During the week between Christmas and New Year’s I went to Lord and Taylor to check out the sales. I hit the jackpot with a great Nic and Zoe (one of my favorite brands) sweater on the sale rack with an additional 25% off.
I snatched it up and wore it on New Year’s Eve. About 15 minutes into my evening I realized there was a large hole in the sleeve. Ouch! I took it off and returned a few days later to see if they could find another one for me at a different store.
The sales person apologized and processed the return. She then handed me off to two sales ladies to help me find a replacement.
Good news! There was a replacement in the system and with a few quick details, my new sweater was on its way to me.
The Lord and Taylor box arrived last night and I opened it today. I pulled out the sweater and held it up. I noticed there were no tags on it – that seemed a little strange.
I put my hand in the sleeve and sure enough, there was the hole. They had sent me my own damaged sweater!
I can imagine what happened.
The ladies who were helping me put the sweater somewhere in “the back.” The computer “looked” for a sweater at the store closest to me and found the one I had returned moments before. When the person responsible for fulfilling the order happened to find the sweater, they neatly folded it and sent it off.
As ridiculous as this is, I’m sure similar mistakes happen in small businesses all the time. And it’s all because no one is taking a mile-high view of basic processes.
In the case of Lord and Taylor, there should be a place for damaged merchandise and a process to remove it from the inventory system.
In the world of solo professionals and small businesses, I ask you to consider these questions regarding your back-office operations:
1. How many times do you search for a file in an email instead of downloading it to the proper folder on your computer when it arrives?
2. Do you keep all your notes in one organized centralized place? Or, do you have scraps of paper and note cards all over your desk?
3. When it’s time to make a phone call, are you scrambling to find the number? Or, do you have a contact manager for quick access to phone numbers?
4. When you sit down at your desk each day, do you know which task to tackle first? Or, do you bounce from client to client, always reacting?
5. Do you have the tools of your trade that you need? Or, are you always making do?

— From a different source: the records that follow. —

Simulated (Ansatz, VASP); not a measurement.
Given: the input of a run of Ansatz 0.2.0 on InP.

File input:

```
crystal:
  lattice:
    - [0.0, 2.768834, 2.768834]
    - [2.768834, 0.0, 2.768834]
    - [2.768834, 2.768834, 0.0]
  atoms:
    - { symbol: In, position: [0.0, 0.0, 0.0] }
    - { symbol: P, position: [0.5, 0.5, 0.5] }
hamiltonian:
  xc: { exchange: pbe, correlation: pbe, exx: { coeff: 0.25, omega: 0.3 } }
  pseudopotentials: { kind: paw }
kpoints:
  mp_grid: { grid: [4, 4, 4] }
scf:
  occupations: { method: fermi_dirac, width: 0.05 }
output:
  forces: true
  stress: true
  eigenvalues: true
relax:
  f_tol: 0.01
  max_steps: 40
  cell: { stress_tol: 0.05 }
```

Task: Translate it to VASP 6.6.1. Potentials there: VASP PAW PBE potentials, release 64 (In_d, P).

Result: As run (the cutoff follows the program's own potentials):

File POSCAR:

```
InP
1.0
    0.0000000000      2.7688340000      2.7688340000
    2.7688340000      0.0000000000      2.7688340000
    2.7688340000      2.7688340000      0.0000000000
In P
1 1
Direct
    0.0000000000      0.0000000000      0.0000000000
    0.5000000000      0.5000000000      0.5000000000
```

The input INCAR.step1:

When you (and I) work alone, it’s easy to develop our own quirky systems. We think our work is “different” and assume that a new process or method will not only be uncomfortable, but will make things harder. Nothing could be further from the truth.
Chances are, the fundamentals of your business operations are not that different from thousands of other solos and small businesses. There is much more discomfort, wasted time and wasted money when efficient systems are not in place.
Use these five key questions to modify your processes key and watch how much more efficient – and enjoyable – your days become!